We’ve previously said that deep learning is a subfield of machine learning (both are subfields of artificial intelligence) and can be analogized to a layered cake. In keeping with our initial (and delicious) premise, here’s a more thorough explanation of deep learning:
Imagine you’re making a multi-layered cake, like a towering wedding cake. Each layer of the cake represents a layer in a neural network.
There’s a straightforward process in simple neural networks (let’s compare them to a simple single-layered cake): input goes in, gets transformed, and output comes out. It’s akin to having just one layer of sponge in our cake – simple.
Now, “deep learning” is like our multi-layered wedding cake. Instead of one layer, we have many, many layers stacked on top of each other. Each layer contributes to the overall flavor and structure of the cake. In neural networks, having multiple layers allows for more complex transformations of the input data, enabling the network to understand intricate patterns and details.
Why is depth important? Well, just as each layer of our cake can have a different flavor or texture, adding depth (or layers) to our network allows it to capture distinctive features and nuances in the data. For instance, in image recognition, initial layers might identify simple patterns like edges or colors, while deeper layers could recognize more complex features like shapes, and even deeper layers might identify objects or scenes. There are different hidden layer “recipes” for each kind of deep learning application (image recognition would use different stacks of layers than natural language processing, for example).

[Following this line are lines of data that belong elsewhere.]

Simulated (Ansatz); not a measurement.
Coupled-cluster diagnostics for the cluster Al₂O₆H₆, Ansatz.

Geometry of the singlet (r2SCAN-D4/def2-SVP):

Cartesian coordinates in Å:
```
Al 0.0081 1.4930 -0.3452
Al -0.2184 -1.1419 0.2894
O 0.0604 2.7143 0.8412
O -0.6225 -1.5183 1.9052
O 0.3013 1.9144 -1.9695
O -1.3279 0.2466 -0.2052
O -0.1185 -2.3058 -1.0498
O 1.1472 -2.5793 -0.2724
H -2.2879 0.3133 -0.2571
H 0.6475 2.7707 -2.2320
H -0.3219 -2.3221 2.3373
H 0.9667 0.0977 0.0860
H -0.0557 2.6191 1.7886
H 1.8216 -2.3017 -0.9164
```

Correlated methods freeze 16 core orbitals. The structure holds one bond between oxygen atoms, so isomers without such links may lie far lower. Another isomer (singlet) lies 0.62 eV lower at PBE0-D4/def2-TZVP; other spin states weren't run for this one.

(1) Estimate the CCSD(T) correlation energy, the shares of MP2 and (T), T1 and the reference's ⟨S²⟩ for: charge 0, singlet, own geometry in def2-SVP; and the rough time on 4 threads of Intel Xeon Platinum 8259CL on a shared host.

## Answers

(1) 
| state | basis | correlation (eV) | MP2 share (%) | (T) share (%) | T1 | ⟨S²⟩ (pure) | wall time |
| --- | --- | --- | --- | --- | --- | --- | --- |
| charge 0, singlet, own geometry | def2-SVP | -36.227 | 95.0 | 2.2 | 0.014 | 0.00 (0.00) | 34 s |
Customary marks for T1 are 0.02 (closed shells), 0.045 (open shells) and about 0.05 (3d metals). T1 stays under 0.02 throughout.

As with creating the most delicious cake, intuition and trial and error go into building the layers. A good baker can predict that a cake with alternating layers of raspberry and chocolate will turn out better than one with layers of lemon and chocolate. Similarly, a good AI engineer has some intuition as to what layer designs are more likely to work. But, just as with fusion cuisine, delightful surprises abound when new combinations are tried, and the reasons for the results are not always clear. The layers and how they are combined are some of the hyperparameters that are pieces of the model (cake) you can set (vs. the parameters or weights learned in the training process).